If you go through this and find yourself struggling, you're welcome to
shoot me an email.

I've also had someone go through it and come up with a very elegant
solution and send it to me. Wound up using the solution in a presentation I
gave :slight_smile:

Also, find local usergroups so you can chat with other people who are
excited about the same things. Here in Chicago, there's a Ruby meetup about
3 times a month. Great way to meet new people and get inspired.

-Josh

···

On Mon, Dec 12, 2011 at 5:27 PM, Nathan Kossaeth < system_freak_2004@yahoo.com> wrote:

I would like to do web programming, integration, and coding mainly. I
have a descent budget and I can get a virtual box to set up Fedora( or
any other linux OS) if needed. The books you recommended, are they
ebooks? I am extremely dedicated to learning programming and I really
want to do this. Do you have any suggestions on small projects I can do
to start out doing?

One more thing, do you know of any other Ruby websites that would be of
help? I was doing an internship at Rackspace and one of the ruby
developers gave me a lot of links and I didn't save them. One of those
websites was a site where they give you a program that has an error in
it and you have to try to figure out the problem and fix it before you
go onto the next one.

--
Posted via http://www.ruby-forum.com/\.

Curious. They're hosted on Amazon S3. Anyone else having trouble with S3?
When I click on them I get about:blank, but when I go to my S3 console, it
gives the same link.

anyway, it looks like you can download them off of their Vimeo pages.

···

On Mon, Dec 12, 2011 at 9:30 PM, Nathan Kossaeth < system_freak_2004@yahoo.com> wrote:

Hey Josh,
   Thank you so much. For some reason when I click the download button
next to your videos, they don't do anything. I have a not so great
internet connection and was wanting to download the videos while at work
so I can watch them when I get home. There any way I can be able to
download the videos?

--
Posted via http://www.ruby-forum.com/\.

I would like to do web programming, integration, and coding mainly. I
have a descent budget and I can get a virtual box to set up Fedora( or
any other linux OS) if needed. The books you recommended, are they
ebooks? I am extremely dedicated to learning programming and I really
want to do this. Do you have any suggestions on small projects I can do
to start out doing?

In my experience, using a Unix-like OS as one's primary working
environment really lends itself to finding opportunities to write small
programs that help one get things done, thus creating a naturally
encouraging environment for people learning to program.

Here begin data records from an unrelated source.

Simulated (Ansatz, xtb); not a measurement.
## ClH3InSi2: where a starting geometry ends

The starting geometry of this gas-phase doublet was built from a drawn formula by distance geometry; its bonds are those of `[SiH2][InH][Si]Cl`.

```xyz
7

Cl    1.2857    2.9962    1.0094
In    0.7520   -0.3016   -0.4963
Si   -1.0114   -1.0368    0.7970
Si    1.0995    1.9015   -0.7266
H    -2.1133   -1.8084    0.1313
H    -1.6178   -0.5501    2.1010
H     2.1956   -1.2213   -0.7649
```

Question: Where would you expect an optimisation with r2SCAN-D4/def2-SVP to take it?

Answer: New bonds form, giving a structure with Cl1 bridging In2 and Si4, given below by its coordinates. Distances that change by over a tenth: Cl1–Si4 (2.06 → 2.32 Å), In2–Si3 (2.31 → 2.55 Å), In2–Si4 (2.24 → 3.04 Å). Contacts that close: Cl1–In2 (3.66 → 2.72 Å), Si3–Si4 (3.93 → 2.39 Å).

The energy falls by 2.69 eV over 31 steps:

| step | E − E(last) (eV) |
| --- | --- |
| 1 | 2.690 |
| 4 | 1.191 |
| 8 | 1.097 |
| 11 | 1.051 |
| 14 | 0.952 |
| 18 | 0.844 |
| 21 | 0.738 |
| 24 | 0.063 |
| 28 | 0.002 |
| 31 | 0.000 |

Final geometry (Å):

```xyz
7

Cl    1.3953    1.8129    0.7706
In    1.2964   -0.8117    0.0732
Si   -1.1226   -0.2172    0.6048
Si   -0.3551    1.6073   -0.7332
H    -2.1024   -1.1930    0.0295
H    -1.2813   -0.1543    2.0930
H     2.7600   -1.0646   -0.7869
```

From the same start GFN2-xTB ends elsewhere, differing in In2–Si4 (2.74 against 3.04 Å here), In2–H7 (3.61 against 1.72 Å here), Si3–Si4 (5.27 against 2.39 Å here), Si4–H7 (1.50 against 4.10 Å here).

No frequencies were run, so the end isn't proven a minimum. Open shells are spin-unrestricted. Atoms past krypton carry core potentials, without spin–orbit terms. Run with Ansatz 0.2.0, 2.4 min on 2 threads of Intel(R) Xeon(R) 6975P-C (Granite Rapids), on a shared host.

The book Everyday Scripting With Ruby should be available as an ebook,
though I have not checked. I have a hardcopy version of the book on my
shelf. You might want to check the Pragmatic Programmers site to see if
they have it available for sale as an ebook.

The book Eloquent Ruby is definitely available as both an ebook and a
hardcopy book. I bought the ebook for my Nook just before I adopted my
policy of only buying ebooks if the price represents enough of a discount
from the hardcopy book that it saves me the amount of money I might get
if I sold the hardcopy book to a used book store. I'm glad I did,
because it is probably one of the top five programming books I have read.
That's a pretty tough category to break into, given the high quality of
many Ruby books.

For Web programming, you might try playing around with Ruby Web
frameworks like Rails and Sinatra. Otherwise, I think learning to get
along with a Unix-like command line, and starting to use Ruby to automate
things you do every day there, could prove an excellent way to start
writing code regularly. After working on small stuff like that, you will
probably start developing a lot of your own ideas for projects to
undertake.

One more thing, do you know of any other Ruby websites that would be of
help? I was doing an internship at Rackspace and one of the ruby
developers gave me a lot of links and I didn't save them. One of those
websites was a site where they give you a program that has an error in
it and you have to try to figure out the problem and fix it before you
go onto the next one.

There are sites that offer small tasks you can tackle for coding
practice, such as Ruby Quiz, Project Euler, and Programming Koans. You
could try searching the Web for examples of programming tasks people talk
about using in job interviews, and implement those in Ruby as a way to
practice. As already mentioned, Ruby Kickstart might be good, though I
do not have direct experience with it (yet). If it's still around,
there's always Hackety-Hack.

···

On Tue, Dec 13, 2011 at 08:27:07AM +0900, Nathan Kossaeth wrote:

OOP is Object Oriented Programming, Ruby is an Object Oriented Programming
Language.

···

On Wed, Dec 14, 2011 at 5:02 PM, Nathan Kossaeth < system_freak_2004@yahoo.com> wrote:

So basically what you're saying Marc is write a simple program that
works. Then slowly build on it? What is OOP fashion?

--
Posted via http://www.ruby-forum.com/\.

Got this fixed, I hadn't set the headers, so the content type was coming in
as "application/octet-stream" instead of "video/x-m4v" which was causing
some browsers (i.e. Chrome) to not download them properly. I went through
and changed them all, so they should be working now. Let me know if there
are any other issues.

-Josh

···

On Mon, Dec 12, 2011 at 9:30 PM, Nathan Kossaeth < system_freak_2004@yahoo.com> wrote:

Hey Josh,
   Thank you so much. For some reason when I click the download button
next to your videos, they don't do anything. I have a not so great
internet connection and was wanting to download the videos while at work
so I can watch them when I get home. There any way I can be able to
download the videos?

--
Posted via http://www.ruby-forum.com/\.

Have you tried right-clicking the link and choosing the option to
download the link?

···

On Fri, Dec 16, 2011 at 08:14:46AM +0900, Nathan Kossaeth wrote:

Hey Josh,
This is what it takes me to when I click on the download link. It just
takes me to a different page with just the video.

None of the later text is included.